Wednesday, August 24, 2011

Comprehensive Everglades Restoration Plan (CERP) — EATING THE EVERGLADES

        Want to know what has happened in south Florida over the past nearly 20 years? Name calling. Finger pointing. Blame assessment. Heated accusations of negotiating in bad faith. Suspicion and mistrust. Decisions tainted by under-the-table agreements. Hidden political agendas. Righteous anger. Controversy and conflict. It's business as usual regarding the Everglades, only much worse and far more desperate than ever because it really is the 50th minute of the eleventh hour. And the stakes are enormous.

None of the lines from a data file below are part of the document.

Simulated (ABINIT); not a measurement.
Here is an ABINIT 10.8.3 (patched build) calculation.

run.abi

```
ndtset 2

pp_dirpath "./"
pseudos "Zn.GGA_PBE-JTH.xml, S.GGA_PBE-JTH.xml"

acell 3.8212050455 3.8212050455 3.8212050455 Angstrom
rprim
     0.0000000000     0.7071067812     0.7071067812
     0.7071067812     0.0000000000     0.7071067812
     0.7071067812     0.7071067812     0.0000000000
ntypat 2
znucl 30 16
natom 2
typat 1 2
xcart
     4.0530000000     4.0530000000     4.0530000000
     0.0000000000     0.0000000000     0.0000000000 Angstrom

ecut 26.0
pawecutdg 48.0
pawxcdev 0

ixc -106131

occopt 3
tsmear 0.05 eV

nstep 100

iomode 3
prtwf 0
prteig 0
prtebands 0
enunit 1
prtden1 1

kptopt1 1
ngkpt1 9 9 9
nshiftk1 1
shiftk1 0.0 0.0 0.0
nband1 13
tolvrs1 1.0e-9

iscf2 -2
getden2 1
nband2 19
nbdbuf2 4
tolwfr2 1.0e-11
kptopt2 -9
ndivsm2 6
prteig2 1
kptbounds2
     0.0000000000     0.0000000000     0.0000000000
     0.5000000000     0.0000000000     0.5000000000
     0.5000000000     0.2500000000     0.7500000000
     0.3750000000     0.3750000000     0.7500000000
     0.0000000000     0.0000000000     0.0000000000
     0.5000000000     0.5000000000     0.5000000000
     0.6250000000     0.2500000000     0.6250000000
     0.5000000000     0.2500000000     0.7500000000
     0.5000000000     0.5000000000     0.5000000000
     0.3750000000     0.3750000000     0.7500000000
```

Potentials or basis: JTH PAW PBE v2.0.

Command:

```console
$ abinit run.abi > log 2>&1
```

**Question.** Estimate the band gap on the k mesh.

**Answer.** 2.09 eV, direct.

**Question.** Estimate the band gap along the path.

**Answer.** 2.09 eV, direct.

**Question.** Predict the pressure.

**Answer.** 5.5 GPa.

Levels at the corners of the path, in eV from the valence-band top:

        Today in south Florida it's a challenge to find agencies or organizations that agree with positions taken by other organizations. Everyone is convinced that the other side is populated with conscienceless bastards who eagerly lie through their teeth at every opportunity. Coalitions form and are dissolved in a matter of months. Former partners accuse their former associates of unethical motives and reprehensible actions. And I'm talking about respected scientists, national environmental groups, business leaders, politicians, Federal and State agencies, and intensely involved but fairly typical citizens. When the scientists at the Everglades National Park publicly maintain that the newly authorized Comprehensive Everglades Restoration Plan (from this point on the initials, CERP, will be used) created by the U.S. Army Corps of Engineers will not provide the claimed environmental benefits to the Everglades, what's a regular person to believe?[1]
        Although my intention is to present the materials in this blog in a straightforward manner, that goal is complicated by intensely held opinions and subjective judgments. That's because we'll be looking at a serious, highly complex problem that has many facets, not all of which are open or above board. Many of those elements are characterized by technical problems of exasperating difficulty and by experts who disagree among themselves on the facts as well as on the range of potential adverse effects, mitigation measures, and policy implications. Whoever claimed that science was objective has never studied the south Florida landscape.
        Sad to say, an easy way to simplify the proposed restoration effort and still do justice to all the issues has not yet been discovered. At least not by me. Having said that, I'm committed to providing as balanced an overview as I can of what has happened in south Florida, why, and what it all means for today, tomorrow and into the future.
        If you've had the stamina to make it through the first hundred pages and more of this multi-part blog post on the Everglades, you know where my heart is. On the side of the environment. I desperately want my grandchildren and their grandchildren to be able to breathe fresh air, swim in clean streams, and marvel as a majestic Everglades kite soars past in search of a juicy freshwater apple snail. Despite that mindset, I promise to make an attempt to be as objective as possible in this presentation. Cynical and sarcastic soul though I am. At least my point of view has been revealed for all to see. Which is to ensure that the Everglades will survive into the future as much restored to its former natural state as is possible, even while suspecting that full restoration will prove impossible and that this incredible environment may be doomed as much as by our collective indifference as by the rapacity and greed of powerbrokers. And of course by that of their pet politicians.
        As you will see, these next few posts are difficult for a couple reasons. First, the subject is God-awful complicated, if only by the nature of its convoluted and highly controversial history. Second, if you’re a relative neophyte to the subject, you really don’t know who or what to believe. And that's a critical problem. Third, the efforts being proposed to restore the Everglades are both extraordinarily technical and as political as they get. In truth, this topic cries out for a more intensive, investigative approach as a full volume on its own, not just a couple lousy posts in a blog intent on exploring many other closely related but not identical topics. But, that's not in the cards. So we just have to make do. And for me, that's an opportunity to provide as accurate an explanation as I am able within a relatively few pages. While keeping things as interesting and as objective as possible.
        To acquire a basic understanding of south Florida's cornucopia of environmental tribulations, interested Readers should begin by reading Michael Grunwald's wonderful series on Everglades restoration that was published in the Washington Post in June 2002; and if you can't find that series, jump to his book, The Swamp, and you'll find more interesting details.[2] Grunwald hit all the bases and, despite his professed vocation as a reporter for what critics label a notoriously liberal newspaper, he merits the status of a critical but objective observer. That doesn't mean he’s without a viewpoint. But he doesn't beat you over the head with it. So don't be surprised to see materials from Grunwald's newspaper series and his book referred to several times in the analysis below, though my point of view is a good deal more radicalized and polemic than his.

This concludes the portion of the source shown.